The Clarksburg Water Board’s approval Monday to remove three dams in the West Fork River is a decision that will benefit both people and wildlife in the river’s surrounding communities of Harrison County, West Virginia.

Our goal in removing the dams is to preserve our national heritage and legacy of abundant fish and wildlife, with places for families to experience nature, enjoy waterways and go fishing.

The waterway will be returned to free-flowing conditions not seen in nearly a century. The projects, which also include modifying a fourth dam for fish passage, will alleviate a safety hazard, re-open nearly 40 miles of river and encourage expansion of native smallmouth bass and muskellunge populations.

The river will be accessible and safe for fishermen, kayakers and others enjoying the West Fork River Water Trail.

Good water flow for fish and paddlers alike is assured by the mandatory minimum water release from Stonewall Jackson Dam in upstream Lewis County.

In addition, removing these dams will encourage a more diverse and resilient river environment that flushes nutrients, pollutants and sediment, and supports thriving fish and freshwater mussel populations.

These dam removals would be the first of their kind in the state of West Virginia, according to the West Virginia Department of Environmental Protection. Clarksburg will set a strong precedent for the future health of rivers in the state.

The right people have partnered with Clarksburg Water Board to ensure the success of this effort, including the U.S. Fish and Wildlife Service, U.S. Department of Agriculture-Natural Resources Conservation Service, West Virginia Division of Natural Resources and Canaan Valley Institute.

The U.S. Fish and Wildlife Service has vast experience in restoring rivers across the Northeast. Working closely with a diverse group of partners, we have improved water quality, reduced the effects of flooding and losses to property, and enhanced rivers for fish and other wildlife by removing more than 200 barriers to fish passage in the Northeast since 2009.

According to the peer-reviewed report, “Conserving America’s Fisheries: An Assessment of Economic Contributions from Fisheries and Aquatic Resource Conservation,” each mile of restored stream or river generates nearly $543,000 in direct and indirect benefit to local and regional economies once the river is in full productivity.

For the nearly 40 miles of habitat opened on the West Fork, we expect increased visitation and use of hotels and restaurants, bait purchases, increased property values and improved water quality to benefit the local economy.

We have secured funding from the Service’s National Fish Passage Program to remove the first two dams and are seeking additional support for removing the third dam and modifying the fourth dam. We expect to complete all projects by fall 2016.

In recognition of the historical value of these dams to the community, we welcome discussion on ways to honor and pay tribute to the dams through interpretation or other means. We also encourage public input as we create fisherman and boater accesses at the restored dam sites.

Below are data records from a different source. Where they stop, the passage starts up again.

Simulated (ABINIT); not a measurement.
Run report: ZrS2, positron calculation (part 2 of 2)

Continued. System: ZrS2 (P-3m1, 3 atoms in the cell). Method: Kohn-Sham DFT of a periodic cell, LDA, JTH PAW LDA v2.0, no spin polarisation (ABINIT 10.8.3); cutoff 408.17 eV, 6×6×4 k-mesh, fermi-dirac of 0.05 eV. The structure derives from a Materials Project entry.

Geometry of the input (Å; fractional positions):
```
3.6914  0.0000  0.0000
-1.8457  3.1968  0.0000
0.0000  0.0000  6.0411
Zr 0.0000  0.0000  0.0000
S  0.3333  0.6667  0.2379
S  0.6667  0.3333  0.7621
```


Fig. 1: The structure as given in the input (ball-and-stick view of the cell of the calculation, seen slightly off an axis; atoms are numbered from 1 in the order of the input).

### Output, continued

The West Fork River watershed provides some of the most beautiful scenery in this region and is a valuable natural resource. We support and encourage recreational uses such as fishing, boating, hiking and wildlife observation.

When the water flow is restored, the natural improvements to the river and watershed will only enhance the outdoor recreational opportunities and provide an economic boost for eco-tourism.

We believe this is a win-win solution for the local economy and our conservation mission.